VIP Soundcheck Review – Main review below photos
The Nottingham Soundcheck began with Saul playing I Defeat and singing words taking the mickey out of Tim forgetting his lyrics and needing reading glasses to read small print.
They explain how they conduct these soundchecks by being irreverent to one another and playing songs they probably won’t play in the main set.
They play I Defeat properly as their first song, followed by Maria’s Party.
A question asks what the first gigs were that each band member went to, which digressed into Tim telling a long story about some pseudo scientists he met who claimed to have cracked nuclear fusion.
Eventually, the question is answered – Tim likes to claim his was Iggy Pop, although it was really Hawkwind, as was Dave’s. Saul’s was The Doors at the Isle of Wight festival as a child and Jim’s was The Fall. They claim that Mark doesn’t go to gigs and Andy has disappeared somewhere. Saul tells us Andy has a new trumpet and that it’s so shiny cos it’s made of platinum because despite being a socialist, he’s loaded cos he invested in bitcoin (totally untrue, but he does have a new trumpet as the one he’s been using he’s had since 1982!)
The final song is supposed to be Jam J. When it’s finished, a questioner says she’s a bit disappointed because she’s brought her young son Tom, who is learning the trumpet and was hoping Andy would have played more in the soundcheck and give Tom some tips and encouragement. Andy is dragged back from catering and whilst he’s being fetched, Tim tells us how Andy loves to make his trumpet sound like anything other than trumpet and that many weird sounds that we hear are actually Andy’s trumpet through various effects and pedals. He loves to improvise and plays with a friend where they will just go and improvise music for an hour and it’s fabulous (Andy has a duo called Spaceheads who are well worth looking up)
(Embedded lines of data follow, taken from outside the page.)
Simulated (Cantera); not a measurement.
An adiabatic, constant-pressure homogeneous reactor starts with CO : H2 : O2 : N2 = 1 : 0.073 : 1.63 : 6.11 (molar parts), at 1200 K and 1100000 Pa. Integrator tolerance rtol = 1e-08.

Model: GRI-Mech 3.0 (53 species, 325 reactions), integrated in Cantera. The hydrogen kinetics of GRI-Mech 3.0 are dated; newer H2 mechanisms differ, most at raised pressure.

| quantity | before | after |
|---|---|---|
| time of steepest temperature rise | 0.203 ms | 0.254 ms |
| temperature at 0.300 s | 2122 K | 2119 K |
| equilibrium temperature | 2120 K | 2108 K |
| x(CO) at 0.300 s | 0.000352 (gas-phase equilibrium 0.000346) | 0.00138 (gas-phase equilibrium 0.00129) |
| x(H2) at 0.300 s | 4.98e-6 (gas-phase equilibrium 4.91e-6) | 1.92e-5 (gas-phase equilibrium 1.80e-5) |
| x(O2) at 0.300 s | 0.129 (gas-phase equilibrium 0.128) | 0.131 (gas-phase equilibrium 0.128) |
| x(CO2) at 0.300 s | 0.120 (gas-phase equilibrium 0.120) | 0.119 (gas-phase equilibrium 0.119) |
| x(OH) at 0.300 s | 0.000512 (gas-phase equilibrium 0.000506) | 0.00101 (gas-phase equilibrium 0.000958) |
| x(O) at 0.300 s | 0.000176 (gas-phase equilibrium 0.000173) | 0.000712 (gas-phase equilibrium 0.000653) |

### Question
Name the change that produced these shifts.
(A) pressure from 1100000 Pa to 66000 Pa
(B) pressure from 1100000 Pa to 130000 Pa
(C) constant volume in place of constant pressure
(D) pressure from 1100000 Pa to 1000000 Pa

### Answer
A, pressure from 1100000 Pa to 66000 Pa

Andy returns and tells the young trumpeter that the key is simply to play as much as he can. It’s suggested that Andy plays some specially for the lad, and people throw suggestions of TV theme tunes at him before the band launch into a reprise of Maria’s Party, with Andy taking the lead on trumpet, which sounds fabulous.
Then we’re ushered out, we’re well over time but a really good soundcheck session.
Acoustic and Main Set Review
As much as many fans would love James to play the city’s Rock City venue, The Royal Concert Hall in Nottingham seems a fitting venue for this tour, its acoustics, raked seats and wide balcony giving everyone a superb view and fabulous sound quality.
It’s the second of the all seated venues on this tour, and not as conducive to people moving around or coming to the front to dance as Bath was, with the seats in unbroken rows all the way to the stage.
The band come on stage at the earlier time of 8pm for their acoustic set. Earlier, on Twitter, Tim announces that the support band are now named “All About Death” due to the theme of most of the songs, so just to prove himself wrong, only All I’m Saying deals overtly with the subject tonight. They open with Hello, which has so far featured in all the setlists this tour, followed by the beautiful Backwards Glances, with Andy, Adrian and Chloe on backing vocals. Pressure’s On follows – a song many of the audience will never have heard before and the melancholy mood continues with Broken By The Hurt.
Sensing this, we’re lifted into singing along with Fred Astaire next, before All About Death conclude their set with All I’m Saying, which Tim manages to get through without his voice betraying his feelings this time.
A break, and a buzz of excitement as the band return for their main electric set.
“The support band were shit” quips Tim as they prepare to launch into Hank, filling the auditorium with intense drumbeats and blaring trumpet. The seated audience remain so during this and What’s It All About, unsure of etiquette and not wanting to be the first on their feet. The opening bars of Ring The Bells, its first appearance this tour, brings the whole audience to its feet simultaneously, almost, as someone put it on Twitter, as if we were rising for a hymn in church.
Now they’re on their feet, the audience remain standing, defying security to make them sit, despite the slower tempo of Five-O and I Defeat.
Next comes the new album title track and Tim wants to connect with the audience. He drops into the stalls, making his way towards the middle, balancing on seat backs until he reaches row G, seat 13 where he stays, holding onto this reviewer for the remainder of the song before climbing down and returning by a more conventional route.
For Heads, Dave Baynton Power and Chloe Alper drive the percussion during this anti Trump song, berating the poor who vote the rich to hammer nails in their feet. Andy’s effects that Tim told the VIP soundcheckers about come to the fore, the trumpet spitting its foghorn-like defiance at the “Land of the Free”.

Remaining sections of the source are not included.